If you are unfamiliar with this certification organization, the Sustainable Green Printing Partnership (SGP) was founded in 2008 as an independent, non-profit organization to provide a certification label for sustainability in the graphic communications industry. It bills itself as “the industry standard for the certification and continuous improvement of sustainability and best practices within print manufacturing operations.”
Backed by top trade associations such as Printing Industries of America, Specialty Graphic Imaging Association (SGIA), Flexographic Technical Association (FTA), and National Association of Printing Ink Manufacturers (NAPIM), SGP was founded to quantify sustainability in the printing industry. Prior to its inception, there were plenty of “green” products and processes in use in the industry but there was no real definition as to what a “sustainable” printing operation should be.
Supported by such industry vendors as 3M, Durst, DuPont, and HP, SGP provides a benchmark for print facilities’ sustainability efforts, which cover more than simply using green products. While its criteria do cover the input materials used to produce products such as substrates, inks and coatings, they also address manufacturing process involving press equipment and supporting technology and the printing facility in its entirety—its energy consumption, employees, and supporting activities.
Is SGP certification worth it? Is it difficult? What are the benefits? To find out we talked to executives at two SGP certified companies.
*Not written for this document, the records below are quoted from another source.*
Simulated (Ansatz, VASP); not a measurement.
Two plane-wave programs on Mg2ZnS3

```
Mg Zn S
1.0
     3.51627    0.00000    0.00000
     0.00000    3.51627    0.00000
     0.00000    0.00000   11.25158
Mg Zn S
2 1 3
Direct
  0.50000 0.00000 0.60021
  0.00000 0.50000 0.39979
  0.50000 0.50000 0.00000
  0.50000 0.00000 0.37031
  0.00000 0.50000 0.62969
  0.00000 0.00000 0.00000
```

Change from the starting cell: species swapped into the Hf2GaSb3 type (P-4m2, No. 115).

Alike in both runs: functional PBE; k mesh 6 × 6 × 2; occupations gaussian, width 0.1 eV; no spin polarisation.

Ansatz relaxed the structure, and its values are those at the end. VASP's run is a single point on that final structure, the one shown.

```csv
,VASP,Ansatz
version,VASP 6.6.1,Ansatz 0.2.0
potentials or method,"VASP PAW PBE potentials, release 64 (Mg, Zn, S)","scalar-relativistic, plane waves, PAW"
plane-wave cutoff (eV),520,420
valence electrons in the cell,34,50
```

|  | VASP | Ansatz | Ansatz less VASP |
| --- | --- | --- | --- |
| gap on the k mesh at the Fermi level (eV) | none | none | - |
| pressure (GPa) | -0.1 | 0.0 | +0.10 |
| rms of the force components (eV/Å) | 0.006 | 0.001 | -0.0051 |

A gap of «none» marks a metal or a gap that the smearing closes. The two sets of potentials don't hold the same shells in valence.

The Berman printing company is a 75-year-old commercial and package printer in Cincinnati, OH, which is heavily into sustainability. Not only is it SGP certified but it also belongs to such “green” organizations as the Rainforest Alliance, Agfa Greenworks, and Forest Stewardship Council. According to Chuck Oaks, Berman’s pressroom department head, the company decided to pursue SGP certification for two main reasons.
“First, it was the right thing to do for our employees, for the long term viability of the company, and, of course, for the environment,” said Oaks. “Also, we knew we could use it as a sales and marketing tool. We knew that a couple of our larger customers were interested in environmental responsibility because they had already urged us to become FSC certified, Rainforest Alliance certified, and AGFA Greenworks certified. The same customers had also been instrumental in our decision to switch to soy based inks years before.”
ProGraphix is a large-format printer in Austin, TX which specializes in such things as banners, signs, vehicle graphics, and tradeshow displays. It bills itself as “Your Choice for Eco-Friendly Graphics” and touts the fact that it is the only SGP certified printer in Austin.
“The SGP certification process gave us the opportunity to develop and implement a formal sustainability program that delivers value and results,” according to ProGraphix president Nicki Macfarlane. “As a credible, third party endorsement, SGP certification demonstrates our commitment to achieving our sustainability goals, while meeting customers’ expectations and providing a safe working environment for employees.”
Both Oaks and Macfarlane said that while the certification process was demanding it also was very worthwhile.
“It was somewhat challenging as we were in the midst of restructure and many of the requirements fell into categories that were not easily defined as one particular manager’s responsibility,” said Oaks. “We were already huge into recycling anything we could, reducing usage as much as we could, and re-using. Those aspects were already well taken care of. We just needed to add the metrics to our efforts. The program really did help us to step up our awareness of health and safety issues. The biggest part was putting together the documents for SGP, not the actual recycling programs.”